Of Walls And Clocks
No one ever says a broken record is right twice a day, perhaps because DJs are far more replaceable than clock makers.
I say that only to acknowledge that I may sound like a broken record when I say that when you’re tuning a query, it’s quite important to compare wall clock time and duration. Things you should note:
- If CPU and duration were about equal in a serial plan, that’s normal
- If CPU is much higher than duration in a parallel plan, that’s normal
- If duration and CPU are about equal in a parallel plan, you’ve got yourself a situation
- If duration is much higher than CPU in any plan, something else held your query up
In this post, I’m going to outline a non-exhaustive list of reasons why that last bullet point just might be.
Big Data: One common reason you may run into is that you’re returning a large result set, either locally to SSMS, or to an app server that is either overloaded or underpowered. It’s also possible that something is happening on the application side that’s slowing things down. In these cases, you’ll usually see a lot of ASYNC_NETWORK_IO waits. To better test the speed of the actual query, you can dump the results into a #temp table.
Blocking: Another quite common issue is that the query you’re running is getting blocked. Before you go reaching for that NOLOCK hint, make sure you know what it does. Blocking is each to check on with sp_WhoIsActive. If you see your query waiting on waits that start with LCK_ Some common ones are LCK_M_SCH_S, LCK_M_SCH_M, LCK_M_S, LCK_M_U, LCK_M_X, LCK_M_IS, LCK_M_IU, LCK_M_IX. While your query is being blocked, it’s just gonna rack up wall clock time, while using zero CPU.
Stats updates: Once in a while I’ll run into a query that runs slowly the first time and fast the second time because behind the scenes the query had to wait on stats to update. It’s a bit hard to figure out unless you’re on SQL Server 2019, but it can totally make your query look like you sat around doing nothing for a chunk of time, especially if you’re waiting on large tables, or a bunch of smaller updates.
Reading from disk: If the tables or indexes you’re reading are bigger than your buffer pool, your queries are gonna eat it going to disk to read data in. If this is your limitation, you’ll see a lot of PAGIOLATCH_SH or PAGEIOLATCH_EX waits, depending on if your query is reading data, writing data, or both.
Waiting for a worker thread: When your queries can’t get a worker thread to run on, they end up waiting on THREADPOOL. While some waits on it are to be expected, you don’t want queries to wait long periods of time on this. It’s a serious sign your server is jammed way up.
Waiting for memory: When your queries can’t get the memory grant they want, they sit around waiting on RESOURCE_SEMAPHORE. Just like above, it’s a sure sign your server is having problems if it’s a wait you see occurring a lot, or for long average periods of time.

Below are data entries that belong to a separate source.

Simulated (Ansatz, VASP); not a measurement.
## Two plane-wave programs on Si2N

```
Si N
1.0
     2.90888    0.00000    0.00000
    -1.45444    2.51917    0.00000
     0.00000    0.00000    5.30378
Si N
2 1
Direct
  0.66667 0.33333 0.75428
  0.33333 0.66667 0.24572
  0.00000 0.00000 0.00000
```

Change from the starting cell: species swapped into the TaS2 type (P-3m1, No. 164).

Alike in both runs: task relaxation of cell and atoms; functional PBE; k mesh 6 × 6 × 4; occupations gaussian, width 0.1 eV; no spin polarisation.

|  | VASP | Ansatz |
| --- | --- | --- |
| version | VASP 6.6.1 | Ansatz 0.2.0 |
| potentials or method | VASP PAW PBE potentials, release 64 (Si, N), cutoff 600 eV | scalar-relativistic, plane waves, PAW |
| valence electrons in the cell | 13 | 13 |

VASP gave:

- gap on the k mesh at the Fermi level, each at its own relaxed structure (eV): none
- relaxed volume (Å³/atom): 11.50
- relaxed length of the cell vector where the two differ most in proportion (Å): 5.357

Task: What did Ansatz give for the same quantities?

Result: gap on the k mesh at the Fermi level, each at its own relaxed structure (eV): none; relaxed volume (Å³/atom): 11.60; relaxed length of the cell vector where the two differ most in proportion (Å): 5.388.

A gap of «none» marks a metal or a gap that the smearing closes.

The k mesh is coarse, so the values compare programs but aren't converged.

Waiting for a query plan: I know, this sounds like a long compilation time — and it sort of is — but only because the query is waiting a long time to get memory to compile an execution plan. This wait is going to be RESOURCE_SEMAPHORE_QUERY_COMPILE, instead.
Query Plan Compilation: Sometimes the optimizer gets a bit carried away and spend a whole bunch of time in search2 trying to reorder joins, and do other tricks to make your query faster. Under extreme circumstances, you might wait a really long time for that query plan. There’s no wait stats to tell you that, but if you look at your query plan’s properties (F4 key on the root operator), you can see the compile time.
Thanks for reading!